Forum Moderators: open
Do you think it might be a good idea to post a message relating to the rogue spider problems and why people cannot view topics unless they are logged in?
I can't post security policies. This has shared more than I should. Same reason Google can't tell us what is spam. 10 mins after you explain it, they figure out a way around it.
I feel for the bystanders that find it a problem because they just happen to be on an isp with an abusive user. On the other hand, if they don't care enough about the system to simply login and participate, then those resources are better spent for active community members.
I've taken many of these up with ISP's. The most responsive has been AOL and I removed them from the required login earlier this week (Thanks AOL). A few of the other notorious isps have never responded to abuse reports.
You have to understand the volumn of page views we are doing. The scope of the problem with spiders is far beyond trivial - it's a critical red alert condition. We have somewhere around 250k pages here. (I don't know how many because of the thread split system). Just 1 aggressive spider puts the whole system at risk with a ddos attack.

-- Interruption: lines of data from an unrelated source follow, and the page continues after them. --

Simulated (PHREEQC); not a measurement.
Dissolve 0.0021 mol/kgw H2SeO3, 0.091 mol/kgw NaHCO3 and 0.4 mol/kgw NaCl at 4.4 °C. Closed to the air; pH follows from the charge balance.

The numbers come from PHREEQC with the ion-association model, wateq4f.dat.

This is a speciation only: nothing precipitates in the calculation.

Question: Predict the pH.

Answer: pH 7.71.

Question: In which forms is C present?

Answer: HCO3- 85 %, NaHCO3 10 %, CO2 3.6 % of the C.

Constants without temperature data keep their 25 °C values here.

I spend an hour a day dealing with this now. I wish I had that time back.
Had one from three isp's that pulled 255k views in 1hr. So - btopenworld, mindspring, and ntl.com went on the list of required logins. I will not roll that back any time soon.
WebmasterWorld is fully crawlable by off the shelf windows spiders where most forums aren't. Joe 'weekend hacker' can scarf the entire forums with just about any generic windows downloader. That puts us in the cross hairs like few dynamic sites experience.
>Couldn't you just block the spiders and not the entire ISP?
They come in with a random ip and use stock browser agents. You can't touch em that way. Had one from Mindspring and one from Cox that used over a hundred ips in one day. The only way to slow it down (you can't stop it) and protect the board is to require login from the most abusive isps. Nearly the same that Google did to that particular cable modem company last spring.
As for the scope of users, it's pretty minor at less than 0.50% getting the required login per day. And yes there are se's that are indexing subscriber content on many sites - it's getting fairly common - just break out your checkbook and signup for a xml feed. Google news also has done it before.
Lastly, big thank you to WestHost [westhost.com] for working with us on this issue, giving us the tools to deal with it, and putting up with the excessive bandwidth usage by spiders. We are well beyond needing a dedicated server (two or three actually) and WH has been a trooper keeping us up and running. Thanks Chris.